About $27 billion worth of food is trashed annually in Canada. In the same amount of time, more than 800,000 Canadians rely on food banks for their next meal.
The two numbers just don’t add up, says Tammara Soma, one of the organizers behind a symposium on food waste scheduled for Monday night at the University of Toronto’s New College.
“Something is missing in that equation,” said Soma. “This will hopefully spark a conversation that can lead to fixing (Canada’s) food systems and connecting all the dots.”
Soma, a doctoral candidate in planning at the university, says Canada is far behind Europe and the United States when it comes to managing food waste. The European Commission designated 2014 the “Year against food waste” and set a reduction goal of 50 per cent over the next decade.
Fifty per cent of food waste in Canada is happening at the household level, said Soma, with Canadian households spending $1,500 annually on wasted food, about a bag of groceries a week. As a result, many landfill sites are nearing capacity.

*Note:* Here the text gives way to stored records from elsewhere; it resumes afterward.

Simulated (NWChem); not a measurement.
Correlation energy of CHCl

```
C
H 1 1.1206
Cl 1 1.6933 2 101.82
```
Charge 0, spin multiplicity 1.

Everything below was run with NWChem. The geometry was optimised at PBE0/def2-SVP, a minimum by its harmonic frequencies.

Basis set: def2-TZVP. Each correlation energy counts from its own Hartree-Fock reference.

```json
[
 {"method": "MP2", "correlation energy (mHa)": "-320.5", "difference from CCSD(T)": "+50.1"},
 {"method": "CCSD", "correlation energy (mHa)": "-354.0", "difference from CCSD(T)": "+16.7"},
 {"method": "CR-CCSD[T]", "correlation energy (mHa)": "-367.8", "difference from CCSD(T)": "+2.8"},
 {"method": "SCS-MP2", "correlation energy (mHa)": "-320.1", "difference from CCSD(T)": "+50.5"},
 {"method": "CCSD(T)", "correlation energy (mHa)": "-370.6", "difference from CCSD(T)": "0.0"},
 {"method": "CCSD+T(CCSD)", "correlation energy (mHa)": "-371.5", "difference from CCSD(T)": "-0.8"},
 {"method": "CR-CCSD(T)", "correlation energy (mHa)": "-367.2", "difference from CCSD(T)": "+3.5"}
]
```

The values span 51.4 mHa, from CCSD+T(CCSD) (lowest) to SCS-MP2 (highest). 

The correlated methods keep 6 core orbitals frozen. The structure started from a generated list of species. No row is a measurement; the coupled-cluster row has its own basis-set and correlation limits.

“I think the biggest problem is that we’re all extremely busy and we feel we only have that one window to stock up on groceries.”
We asked Soma to offer five tips to cut down on food waste at home:
Make the freezer your friend: If you’ve cooked too much, or have leftovers, put it in the freezer immediately to keep the food from going bad. Plan to go back to those meals at a later date.
Watch your portions: Often, Soma said, people will have extra food they don’t eat because their portion sizes are too big. Calculate your portions first to make sure you’re not overindulging. With children — Soma has three — give them a small portion first, then let them decide if they’d like more.
Plan your menu in advance: “We often choose food from the back of the shelves at the grocery store to get the freshest product. When you get home, you have to reverse that; put all the old food at the front first to make sure it gets eaten first,” Soma said. Try to factor in when you’re going out to eat so you don’t overbuy. For help planning meals, Soma suggests Love Food, Hate Waste, a British website and app.
Experiment: Those very ripe bananas in your fruit bowl? Use them in a smoothie, or put them in the freezer and bake with them later, Soma said.
Ignore the aesthetics: People are not the only ones held to a standard of beauty; so is food. Consider the “Inglorious Fruits and Vegetables” campaign launched by French supermarket chain Intermarché earlier this year to promote “ugly” produce. Don’t scoff at an apple just because it has a couple bruises, and don’t buy the biggest red pepper just because it looks nicer than a smaller one more proportionate to your serving size.